Identifying and Developing Children’s Talents

May 20, 2020
Parents and teachers have a fundamental role in identifying and developing children's talents. Read on to learn more about this!

All people are good at something. But sometimes it’s difficult for them to know where they stand out. In this regard, it’s important for children to identify what their strengths are from a young age so they can properly develop them. In other words, detecting and developing children’s talents is important. This way, they’ll grow happy and fulfilled.

But do you know what we mean by “talent”? Over the years, many authors have addressed this concept and have formulated multiple definitions of it. In this article, we’ll focus on Howard Gardner’s perspective.

“I really believe that everyone has a talent, ability, or skill that he can mine to support himself and to succeed in life.”

– Dean Koontz –

What’s talent?

According to psychologist Howard Gardner, talent is:

“A biopsychological potential to process information that can be activated in a cultural setting to solve problems or create products that are of value in a culture.”

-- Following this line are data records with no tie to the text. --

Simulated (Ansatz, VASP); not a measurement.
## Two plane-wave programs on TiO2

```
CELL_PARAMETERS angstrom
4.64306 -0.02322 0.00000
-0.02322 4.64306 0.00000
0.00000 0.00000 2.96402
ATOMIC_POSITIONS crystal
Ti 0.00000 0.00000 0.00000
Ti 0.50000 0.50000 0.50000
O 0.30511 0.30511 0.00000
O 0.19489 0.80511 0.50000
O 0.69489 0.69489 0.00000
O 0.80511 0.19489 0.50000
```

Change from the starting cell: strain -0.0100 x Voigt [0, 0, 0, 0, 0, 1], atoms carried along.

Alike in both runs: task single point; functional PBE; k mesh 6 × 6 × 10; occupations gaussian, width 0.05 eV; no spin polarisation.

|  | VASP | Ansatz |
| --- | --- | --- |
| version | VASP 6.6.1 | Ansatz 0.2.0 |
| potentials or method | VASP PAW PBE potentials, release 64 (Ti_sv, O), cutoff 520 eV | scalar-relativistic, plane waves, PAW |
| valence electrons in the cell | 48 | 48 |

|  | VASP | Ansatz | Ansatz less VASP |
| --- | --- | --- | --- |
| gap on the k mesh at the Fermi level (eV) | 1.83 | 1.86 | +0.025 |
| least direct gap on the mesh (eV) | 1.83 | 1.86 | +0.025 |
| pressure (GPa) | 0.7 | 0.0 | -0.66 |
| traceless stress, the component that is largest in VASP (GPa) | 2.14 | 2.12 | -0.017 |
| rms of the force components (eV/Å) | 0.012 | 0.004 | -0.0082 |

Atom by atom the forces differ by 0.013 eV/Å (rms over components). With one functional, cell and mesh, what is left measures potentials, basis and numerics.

Identifying and Developing Children's Talents

Furthermore, according to Gardner, human talent is developed based on eight areas or intelligences:

  1. Verbal-linguistic. The ability to understand words and languages. People with this intelligence are typically good at reading, writing, telling stories, and memorizing words along with dates.
  2. Visual-spatial. The ability to recognize and manipulate patterns, large spaces, and smaller spaces.
  3. Musical-rhythmic and harmonic. The ability to interpret, compose, and learn musical patterns.
  4. Bodily-kinesthetic. The ability to use the body as a means to solve problems or, also, to create products.
  5. Logical-mathematical. The ability to analyze and solve problems using logic and carrying out research in a scientific way.
  6. Naturalistic. The ability to distinguish, classify, and use elements (objects, animals, plants, and minerals) from the environment, urban or rural.
  7. Intrapersonal. The ease of understanding oneself, knowing one’s own desires, fears, and strengths. Also, effectively using this information for the regulation of life.
  8. Interpersonal. The ability to understand others; understanding other people’s intentions, motivations, and wishes.
Identifying and Developing Children's Talents

Some children find it easy to solve mathematical problems, while others excel in verbal communication, sports, and social skills, etc. They’re all talented and likely to excel in something. Identifying and developing children’s talents through education at home and at school is very important.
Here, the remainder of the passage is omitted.